Four forged ministerial lists were circulated and were said to represent the composition of Iraqi Prime Minister designate Mustafa al-Kadhimi’s government, yet it was reported that the fifth list that has been circulating for the past two days is the legitimate one.
The list which includes 14 ministers could be passed by the parliament, while the rest of the portfolios are to be discussed between Kadhimi and the political blocs that represent the three main components in the country (Shiites, Sunnis, Kurds).
The PM-designate has not yet named figures who would head the defense and security portfolios.
Reasons behind this postponement vary. Some say differences over the interior and defense portfolios are limited between Sunnis and Shiites, while others suggest that Kadhimi wants to nominate both ministers himself without resorting to blocs or components.
This approach, however, raises doubts among parties close to Iranian-backed militias who fear Kadhimi would take strict measures against them on weapons control, which could also strips Sunni and Shiite blocs from their influence in the security and military institutions.

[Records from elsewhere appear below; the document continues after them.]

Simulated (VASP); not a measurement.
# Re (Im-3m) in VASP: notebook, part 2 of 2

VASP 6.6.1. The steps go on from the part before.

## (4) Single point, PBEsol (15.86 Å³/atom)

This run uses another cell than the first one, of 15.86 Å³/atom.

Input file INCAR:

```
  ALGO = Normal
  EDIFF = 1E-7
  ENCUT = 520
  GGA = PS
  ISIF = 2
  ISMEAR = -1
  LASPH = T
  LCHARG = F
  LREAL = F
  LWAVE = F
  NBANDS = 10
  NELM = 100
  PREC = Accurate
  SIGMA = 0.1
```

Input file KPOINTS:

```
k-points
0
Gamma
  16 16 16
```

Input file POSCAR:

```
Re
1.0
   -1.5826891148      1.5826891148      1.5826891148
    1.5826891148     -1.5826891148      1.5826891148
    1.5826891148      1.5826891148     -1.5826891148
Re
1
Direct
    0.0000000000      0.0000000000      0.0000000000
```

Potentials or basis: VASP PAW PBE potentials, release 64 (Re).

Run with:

Many political blocs, especially Shiites, were quick to disavow the leaked names, which sources claimed that Kadhimi has presented during his meeting with the key Shiite leaders.
Iraq's three Shiite blocs Hikma, Sairoon, and the State of Law have affirmed that they didn’t propose any of the figures included in the PM-designate’s lists.
The proposed composition includes several new figures, including Harith Hassan for foreign affairs, Hisham Daoud for culture, Mohammed Shiaa al-Sudani for agriculture, Khalid Battal for planning, Nizar Qahtan for electricity, Ibrahim Bahr al-Ulum for higher education, Jabbar Laibi for oil, Maher Hammad for trade, and Kadhim al-Sahlani for transportation, among others.
A well-informed political source told Asharq Al-Awsat that “some of the figures included in the new government formation are true,” adding that “changes in names might take place because they are still in the negotiation phase.”